Working control is a term used to refer to a situation in which someone owns or controls enough of a company's stock to determine company policies. There are several ways in which this can be achieved. People with this level of control can become a powerful force when it comes to shaping the policy and future direction of a company, and they are often people of interest as a result. Their votes and activities may be closely noted by people who are interested in knowing where a company is headed.
One way to get working control is to directly own 51% or more of a company's stock. Not uncommonly, when companies first go public, the owners retain working control. This is done to access funding without compromising the direction and values of the country by surrendering enough stock that someone else could theoretically gain control. Over time, this shareholder or shareholder group may sell their stock and give up their control.
It is also possible for a minority shareholder to have what is known as effective control. In effective control, although the shareholder does not have 51% of the company's stock, the company's shares are so widely distributed that a minority shareholder can effectively control the company. In addition, minority shareholders can cooperate to gain effective control, a tactic which is sometimes used when shareholders grow disgruntled with company policies.
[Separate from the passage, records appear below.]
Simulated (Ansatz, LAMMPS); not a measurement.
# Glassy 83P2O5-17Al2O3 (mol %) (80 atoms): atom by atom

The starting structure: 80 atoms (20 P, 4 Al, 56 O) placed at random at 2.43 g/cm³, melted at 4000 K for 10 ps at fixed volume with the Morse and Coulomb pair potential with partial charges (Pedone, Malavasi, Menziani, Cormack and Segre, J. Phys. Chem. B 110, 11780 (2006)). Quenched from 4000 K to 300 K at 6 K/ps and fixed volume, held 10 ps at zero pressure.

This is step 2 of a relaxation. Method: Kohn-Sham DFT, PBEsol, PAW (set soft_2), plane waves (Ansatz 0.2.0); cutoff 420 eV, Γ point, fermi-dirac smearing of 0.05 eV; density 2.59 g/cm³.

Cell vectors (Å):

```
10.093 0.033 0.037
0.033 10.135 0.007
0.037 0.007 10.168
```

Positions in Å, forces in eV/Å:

There are cases in which effective control alliances can be highly useful. Members of such an alliance may make a permanent or temporary agreement, depending on the situation and the circumstances. Sometimes outside groups lobby shareholders to consider grouping together to gain effective control for the purpose of publicizing a cause. For example, an animal welfare organization might lean on shareholders in a chicken processing plant to press for a vote to pass humane treatment standards. Using techniques like this, small groups can sometimes make their voices heard by big companies.
In some settings, rival companies may utilize working control to their advantage. For example, a company could quietly buy up stock to achieve effective control, and then force a merger or sale which will be in its interest. For this reason, companies try to be cautious about stock sales, and want to avoid the consolidation of power with a rival company. Once a company gains working control of another company, there may not be anything the company can do.